Don Satz refers to a Fanfare review of the Solere Clarinet Concertos on
Orfeo. As the Fanfare reviewer in question, I plead guilty to enthusiasm
and offer my review as corroborative evidence:
SOLERE Concerto for Two Clarinets in E-flat*. Clarinet Concerto in E-flat.
Concerto Espagnol - Dieter Klocker, Sandra Arnold* (cls); Milan Lajcik,
cond; Prague CO - ORFEO C 481 991 A (64:34)
If you haven't heard of Pedro Etienne Solere (1753-1817), don't worry:
I hadn't either, though I spend large chunks of my life grubbing round
obscure places where there might be interesting music to be discovered.
So imagine my astonished pleasure when I discover that this
composer-who-is-not-even-a-name-to-me wrote music that, quite literally,
made me shiver with delight. First things first, though; I'll give you
the score-sheet later.
Solere (not Soler, though who knows, he may have been a relation of Antonio
or Vicente Martin y Soler) was born in 1753 near the French border with
Spain, moving to Paris as a young man, where his clarinet playing gained
him establishment favor. He traveled widely as a virtuoso before being
appointed professor of clarinet when the Paris Conservatoire was founded.
And he was obviously a natural writer for his instrument when he sat down
with a pen: A competent command of structure and of scoring meant that he
could prepare the orchestra as a canvas over which to lay the foreground of
his instrument. The E-flat Concerto for solo clarinet seems to have been
composed largely by one Joseph Ignaz Schnabel (1767--1831), with Solere
enlivening the solo part, although the division of labor is not entirely
clear. Whatever the truth of it, it's enchanting--spontaneous, clear-cut,
melodically immediate, charming.
The two-clarinet concerto is something else. Once upon a time, when I was
a fifteen-year-old on a school trip to Switzerland, I was ensconced with a
few spotty coevals on a train (I can't remember where we were going but it
must have been important) when a group of Swiss soldiers climbed on board.

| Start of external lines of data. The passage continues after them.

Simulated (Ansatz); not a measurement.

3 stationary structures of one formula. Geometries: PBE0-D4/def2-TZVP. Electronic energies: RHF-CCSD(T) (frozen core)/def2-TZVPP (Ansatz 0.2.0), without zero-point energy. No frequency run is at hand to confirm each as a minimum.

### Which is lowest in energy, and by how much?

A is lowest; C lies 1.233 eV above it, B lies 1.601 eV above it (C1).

These chaps were big mothers and we schoolboys gulped and sat back against
our seats. But when the soldiers sat down, they began to sing, to yodel,
for the entire length of our journey, so wonderfully that it was only the
fear of abandonment that got me off the train. I hadn't thought about that
journey for nearly three decades--until I played this disc. The
two-clarinet concerto opens the CD, and I didn't know what to expect of
this unknown Solere--then the yodeling starts! And it really does sound
like my dimly remembered Swiss soldiers: Spontaneous counterpoint,
involved textures that nonetheless have nothing of the academic about them
at all--with the same sense of exhilarated surprise that leaves me gurgling
with pleasure. Not only that: The sound of two clarinets out on a caper
is like nothing else--it thrills and tickles at the same time.
A last word about the Concerto Espagnol: expansive first movement,
slow-movement Romanza with a juicy drone in the trio--and, ear-jerkingly,
a percussion-fizzed fandango as a closing movement.
Dieter Klocker plays with liquid suavity in all three works, joined
in elegant loquacity in the double concerto by Sandra Arnold, the whole
brightly accompanied by the Prague Chamber Orchestra. The clarinet tone
in these recordings is so faithfully reproduced that you feel like sliding
I promised a score-sheet: 5/10 on the harmony, which is pretty
conventional, but straight gold stars on everything else. This is a
wonderful recording, and you will feel much the better for listening to
it. Indeed, if you're looking for an unusual Christmas card, buy a stock
of them and make all your friends as happy as you will be. You want one
word to buttonhole this disc? Easy: Magical.